Thursday, August 13, 2009

Expat life

I have been doing alot of reading about expat women, and expat blogs in general. And spent alot of my time this morning reading other expat experiences and tips for others walking this same path, and embarking on their own "Great Adventure".
I'd never really thought how important this subject was, until I too, left all behind and began the sometimes exhausting task of rebuilding in a place totally unknown to me and my family. I see now, how wonderful it is to be in contact with others going through the same emotions and experiences as I am. Sometimes sitting here, feelings of isolation and even self-pity threaten to overwhelm me, but knowing that there are others out there (even on the other side of the world) who understand my feelings, just seems to help. And reading their stories encourage me, that things will get better, and this stage is only a temporary one!

Of course, my faith has also provided me with a safe haven.
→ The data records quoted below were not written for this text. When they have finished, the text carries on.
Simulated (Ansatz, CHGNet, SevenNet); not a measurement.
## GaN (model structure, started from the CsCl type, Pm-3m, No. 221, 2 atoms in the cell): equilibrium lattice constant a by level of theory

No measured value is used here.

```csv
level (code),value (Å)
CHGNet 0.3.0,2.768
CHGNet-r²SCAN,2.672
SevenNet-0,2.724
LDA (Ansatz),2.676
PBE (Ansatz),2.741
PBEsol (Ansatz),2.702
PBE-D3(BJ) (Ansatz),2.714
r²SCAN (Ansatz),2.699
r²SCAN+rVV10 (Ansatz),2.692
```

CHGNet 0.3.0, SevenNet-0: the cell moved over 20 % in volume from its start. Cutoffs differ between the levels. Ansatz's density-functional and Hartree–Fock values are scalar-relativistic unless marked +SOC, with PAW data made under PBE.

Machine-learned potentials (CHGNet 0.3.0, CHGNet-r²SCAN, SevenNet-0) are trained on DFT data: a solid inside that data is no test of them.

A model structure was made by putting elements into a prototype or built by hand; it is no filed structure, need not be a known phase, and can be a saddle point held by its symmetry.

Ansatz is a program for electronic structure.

I can vividly recall our (exhausting) 30 hour trip over here in March. And stepping out into the Dubai airport, at midnight, and wandering around looking for a place to let the kids rest for the next 8 hours. At one point I just slumped down on a step in the airport, looked around me at all the foreign faces, cultures and languages, and just felt overwhelmed. Thoughts of doubt started to bombard ....What have we done?.........We are so far away from home.........Have we made a terrible mistake?........... I just wanna go home..............WHAT ON EARTH ARE WE DOING HERE?

And then God spoke.

I just felt his presence there with me, amongst all the chaos and confusion, amongst all the doubt and fear. He simply told me he was there. Right there, with us. And the comfort I felt at hearing that, was amazing. It gave me the courage to carry on, get back on my feet, and know and understand that no matter where on this earth I go, He is right there with me.

I have drawn on that experience alot since moving here. And I know that I needed to go through that, to get me through the months ahead. It is never easy to sell almost everything you own, leave everything you know, everyone you love, and go somewhere totally new and foreign. Where you know no-one, and have no idea what you are in for. But I DO know, that it will get better, and roots will be put down. And friendships made.

In the meantime, I will keep writing down my emotions and experiences. Sharing with anyone willing to read them. I'll make the most of every situation, and enjoy every place I visit. After all, as my hubby and I often remind each other, how many people do we know who would love to be in our shoes right now. It's an opportunity we have been given, and we are determined to make the best of it!